North Carolina’s Antonia’s and the Bay Area’s The Farmer’s Wife are spearheading the class action complaint. The lawsuit says Grubhub’s actions have hurt both restaurants’ reputation and trust with customers.
“It’s led to very bad exchanges with customers who are, in the end, blaming me because I’m listed on Grubhub,” said The Farmer’s Wife cook Kendra Kooling in an interview with the San Francisco Chronicle.
As Motherboard has previously reported, Grubhub (and Yelp, and several other delivery services) have signed up restaurants for their websites without their knowledge or participation. A spokesperson said in an interview with Eater, “the non-partnered model is no doubt a bad experience for diners, drivers and restaurants,” claiming they would, “without hesitation remove any restaurant who reaches out to us and doesn’t want to be listed on our marketplace.” But this forces responsibility on the restaurant to check to see if they’ve been added to the site in the first place. Grubhub declined to comment for this story.
The Chicago-based company is also creating fake landing pages, the complaint says.
The fake web pages, with a restaurant’s logo, will appear when a customer searches for delivery options. The landing page will say the unpartnered restaurant is closed for delivery (when many times they are open), and then suggest a consumer is redirected to a Grubhub partner restaurant, according to the complaint. An attorney representing the restaurants told Motherboard this violates the Lanham Act, which states no one may use a trademarked logo to cause consumer confusion.

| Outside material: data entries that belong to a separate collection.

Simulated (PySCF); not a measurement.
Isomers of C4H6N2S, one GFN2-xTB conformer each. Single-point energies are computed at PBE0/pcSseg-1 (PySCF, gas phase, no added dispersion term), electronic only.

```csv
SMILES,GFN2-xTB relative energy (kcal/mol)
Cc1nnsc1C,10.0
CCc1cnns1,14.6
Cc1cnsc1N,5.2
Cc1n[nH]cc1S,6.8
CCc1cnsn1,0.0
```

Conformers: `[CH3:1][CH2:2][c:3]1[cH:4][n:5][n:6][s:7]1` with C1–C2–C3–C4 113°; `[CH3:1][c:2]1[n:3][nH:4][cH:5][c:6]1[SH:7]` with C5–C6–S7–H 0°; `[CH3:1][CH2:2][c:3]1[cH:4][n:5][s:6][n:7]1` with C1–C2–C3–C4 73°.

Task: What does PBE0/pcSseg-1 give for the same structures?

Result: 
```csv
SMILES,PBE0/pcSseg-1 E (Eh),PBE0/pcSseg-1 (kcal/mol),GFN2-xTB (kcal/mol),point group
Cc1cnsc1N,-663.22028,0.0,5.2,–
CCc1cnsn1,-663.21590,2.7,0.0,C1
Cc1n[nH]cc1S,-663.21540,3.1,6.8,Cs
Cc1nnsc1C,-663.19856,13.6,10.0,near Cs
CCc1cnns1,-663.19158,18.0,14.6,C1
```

“The Lanham Act offers a variety of remedies that could help repair the damage Grubhub has done to local restaurants throughout the country,” said Geoffrey Munroe, a lawyer from the firm, Gibbs Law Group, representing the plaintiffs, in an email to Motherboard. “For example, Grubhub can be required to surrender all the money it made by including restaurants on its platform without consent. That money rightfully belongs to restaurants, whose strong local reputations were responsible for quickly reversing Grubhub’s flagging fortunes and increasing its user base, revenue, and stock price. We also want to force them to stop this practice, which is a disservice to everyone but Grubhub.”
Not only are restaurant owners frustrated, consumers are confused, the lawsuit claims. “Because Grubhub is offering food services from the restaurant without consent, there is a much greater likelihood that the order will take longer to fill, will be filled incorrectly, will be delivered cold, or will eventually be cancelled altogether,” the complaint states.
Called Place & Pay, or “purple orders,” a driver can see when a customer has purchased food with an unpartnered restaurant—as the shop’s logo on their app is highlighted in purple. Consumer facing apps do not have this color coding. Purple orders require a driver place and then pay for a consumer’s order themselves.
“The entire process is sketchy, I feel dirty every time I do it. I don’t like it at all but on a slow day I don’t really have a whole lot of options available to me so I just suck it up,” says a supposed delivery driver in the lawsuit.
Both Antonia’s and The Farmer’s Wife offer their own takeout options. They say that because their menus are constantly changing, they often cannot fulfill Grubhub orders (which cannot update menus in real time. The class action says this hurts the restaurants’ reputation and spurs negative reviews.